“The world isn’t exactly doing well” – that’s how Luisa Neubauer wants to convince more than a thousand students that it is important to talk about climate change. The climate activist sits before an impressive backdrop of gigantic icebergs on the sailboat “Malizia Explorer” in the heart of Antarctica. The students listening to her, meanwhile, sit by Lake Constance, in Hamburg or Berlin, and have joined via Zoom the “Classroom from the Ice.” Among the roughly 1,300 Zoom participants is also Kika host Tobias Krell, who as Checker Tobi is the face of the knowledge show of the same name.
He first connects Luisa Neubauer and the freelance journalist Lea Wowra to the virtual lesson. The two are meant to explain, from the sailing ship, the peculiarity of Antarctica in a child-friendly way, but also to share the personal impressions of their journey. They report that it is currently summer there and that it does not get dark at night.
Child-friendly is here the keyword, because the activists, journalists and scientists have strived to create a child-friendly format about climate change. The whole event takes place during normal class time and does not rely on students having energy after a long day of school to engage with climate change.
Birte Lorenzen-Herrmann, formerly a teacher and now head of the educational program of the “Malizia Explorer,” praises in the Zoom call that the children with their interest in the ocean and climate are taking an important step. This knowledge is necessary in order to be able to do something against climate change. The invited guests talk about the humpback whale and the sounds of the glaciers. Only one thing is surprisingly given little space: how badly Antarctica actually is faring.
The Drama of the Climate Crisis Is Not Apparent
Surely it is interesting that the glacier roars at night, as Neubauer describes, or that the earwax of humpback whales provides insights into their travels, their health and their environment, as Wowra reports. But that the glaciers of Antarctica are losing volume at a record pace and that the Antarctic ice sheet reached its third-lowest maximum extent this September since measurements began, that is not mentioned in the lesson.
Wowra and Neubauer warn, indeed, that the melting ice could cause sea levels to rise worldwide. But they do not make this abstract danger concrete: that islands could disappear, cities could be flooded and storm surges become even more dangerous.

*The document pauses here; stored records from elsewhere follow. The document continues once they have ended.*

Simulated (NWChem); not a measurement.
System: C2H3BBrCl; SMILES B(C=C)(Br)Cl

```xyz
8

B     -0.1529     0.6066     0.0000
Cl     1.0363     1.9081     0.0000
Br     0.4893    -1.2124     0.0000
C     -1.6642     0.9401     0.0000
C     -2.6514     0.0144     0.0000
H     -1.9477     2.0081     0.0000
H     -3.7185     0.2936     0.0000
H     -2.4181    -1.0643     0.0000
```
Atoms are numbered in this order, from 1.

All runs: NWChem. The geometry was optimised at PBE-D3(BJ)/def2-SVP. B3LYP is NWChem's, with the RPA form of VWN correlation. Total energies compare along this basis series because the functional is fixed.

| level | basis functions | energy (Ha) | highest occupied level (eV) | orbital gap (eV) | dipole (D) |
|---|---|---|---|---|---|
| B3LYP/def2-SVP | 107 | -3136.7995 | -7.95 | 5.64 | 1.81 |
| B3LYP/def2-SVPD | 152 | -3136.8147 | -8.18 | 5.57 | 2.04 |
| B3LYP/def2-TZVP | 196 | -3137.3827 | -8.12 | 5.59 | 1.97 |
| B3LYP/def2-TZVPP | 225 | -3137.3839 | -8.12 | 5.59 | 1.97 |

In addition, Neubauer tries to mimic the word choice and tone of a child. This is confusing given that some of the listeners are 14- to 15-year-old teenagers, while others have just learned the basics in second grade. Creating a learning format “for all ages” – the self-imposed goal of the initiative “My Ocean Challenge,” which underpins the Antarctic classroom – is indeed an ambitious task.
Surely the organizers did not intend to scare the listening children. Yet they have slipped into a slightly exaggerated optimism that does not do justice to the dramatic situation. One can indeed entrust children with seriousness – here it would have been necessary.